Mean and Green
How China uses the environment as an excuse to transplant minority groups.
Across China's vast northern wilderness, a pattern is repeating itself: Ethnic minority nomads are being systematically and often forcefully relocated into settled communities as part of a process known as "ecological migration." The government's ostensible goal is to preserve fragile ecosystems, but often that's a convenient cover for policies that perpetuate inequality among the country's 55 official minority groups.
Across China’s vast northern wilderness, a pattern is repeating itself: Ethnic minority nomads are being systematically and often forcefully relocated into settled communities as part of a process known as "ecological migration." The government’s ostensible goal is to preserve fragile ecosystems, but often that’s a convenient cover for policies that perpetuate inequality among the country’s 55 official minority groups.

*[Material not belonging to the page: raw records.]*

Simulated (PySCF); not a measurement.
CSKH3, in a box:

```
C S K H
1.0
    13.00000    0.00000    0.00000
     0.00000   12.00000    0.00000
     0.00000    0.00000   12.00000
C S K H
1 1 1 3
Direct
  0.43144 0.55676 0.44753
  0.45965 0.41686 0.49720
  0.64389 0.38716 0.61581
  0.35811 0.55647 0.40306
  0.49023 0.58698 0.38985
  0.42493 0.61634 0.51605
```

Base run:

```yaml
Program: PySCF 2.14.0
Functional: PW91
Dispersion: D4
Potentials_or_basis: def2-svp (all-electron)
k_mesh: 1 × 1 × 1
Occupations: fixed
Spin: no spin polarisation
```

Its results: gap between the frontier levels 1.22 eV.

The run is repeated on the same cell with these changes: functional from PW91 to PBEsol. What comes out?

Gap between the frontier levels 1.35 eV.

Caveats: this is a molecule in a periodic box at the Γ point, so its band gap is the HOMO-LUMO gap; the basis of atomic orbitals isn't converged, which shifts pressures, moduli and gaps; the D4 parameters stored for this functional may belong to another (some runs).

Since its inception in 2005, a project to restore damaged Himalayan grassland in the Sanjiangyuan region has been a major set piece in the Chinese government’s attempts to halt widespread environmental devastation. Beyond the much-trumpeted "scientific" techniques involved, the project’s main methodology has been devastatingly simple: removing people from the equation.
Paying the price of alleged environmental success at Sanjiangyuan are some 60,000 Tibetan herdspeople, whom the government abruptly deposited in distant towns and cities to counteract the supposed effects of overgrazing. Today, shoddily built communities, lack of employment opportunities, and a string of broken government promises have all but snuffed out the optimism felt by many of these transplanted Tibetans at what they saw as a chance for a better life.
Internationally, "ecological" or "environmental" migrants have become the focus of increasing concern as the effects of climate change threaten to displace tens of millions of vulnerable people worldwide. But in China, "ecological migration" isn’t just a phenomenon; it’s a policy.
First adopted in 2002, current policies aim, according to the national economic ministry, to relocate "people from ecologically fragile regions or those with an important ecological role to other areas, with the aim of achieving regulated economic and social development of population, resources and the environment."
Although it now tends to appear couched in more environmentalist rhetoric, the policy’s wording highlights the Chinese government’s long-running obsession with "improving" its minorities. Appraisals of completed relocations focus not so much on their ecological impact as the success of the "townification" of those involved.
Although they undoubtedly have environmental goals, the way these projects are implemented calls to mind the civilizing programs of China’s colonial era, a period that Beijing still regularly makes time to condemn.
However, not all targets of this policy are nomads. And as a recent scheme to protect the drought-stricken Minqin oasis in China’s western Gansu province has shown, different standards apply when those to be "ecologically" resettled are members of the country’s majority Han population.
Back in the 1950s, thousands of Han flooded into western China as part of Mao Zedong’s plan to "open up the west." Converting vast stretches of desert into productive farmland, they were hailed as revolutionary heroes. But success was fleeting; by the beginning of this century, the dunes were encroaching once more.
In domestic Chinese politics, efforts to save Minqin have become something of a cause célèbre. In 2007, teams of scientists were dispatched to the area at the personal behest of state premier and former Gansu provincial governor Wen Jiabao to develop a strategy for restoring its environmental balance.
Their findings were stark. The area’s inhabitants were placing unsustainable pressure on the land. Unless runaway water extraction was curbed, the entire oasis would be swallowed by desert in a matter of years. Researchers proposed trimming the area’s population to match its water resources.
So far, the authorities have been oddly reluctant to resort to their usual drag-and-drop approach. The measures in place to cut the population currently involve a range of incentivised options for voluntary relocation, with mandatory moves a still-unused weapon of last resort. Last year, around 8,000 individuals shipped out on their own initiative, lured by the prospect of government compensation packages.
In environmental terms, the plight of Minqin is at least as desperate as that of Sanjiangyuan. Why, then, were the locals not given marching orders?
The simple reason is that the government does not treat Minqin’s Han residents as it does the Tibetan herders because doing so would risk sparking what is known in Chinese bureaucratic language as a "mass incident" (riot). With the political legitimacy of high-profile figures attached to the project, this is, of course, a no-go.
Whether this approach resulted from conscious consideration of the ethnic dimension involved or just a realistic assessment of the situation is irrelevant. The fact remains that so long as it senses it can get away with it, China’s government will continue to treat its ethnic minorities like second-class citizens. Unless there’s a radical rethink of this relationship, the resentment that fueled this summer’s riots in Xinjiang will continue to fester, waiting for a fresh vent.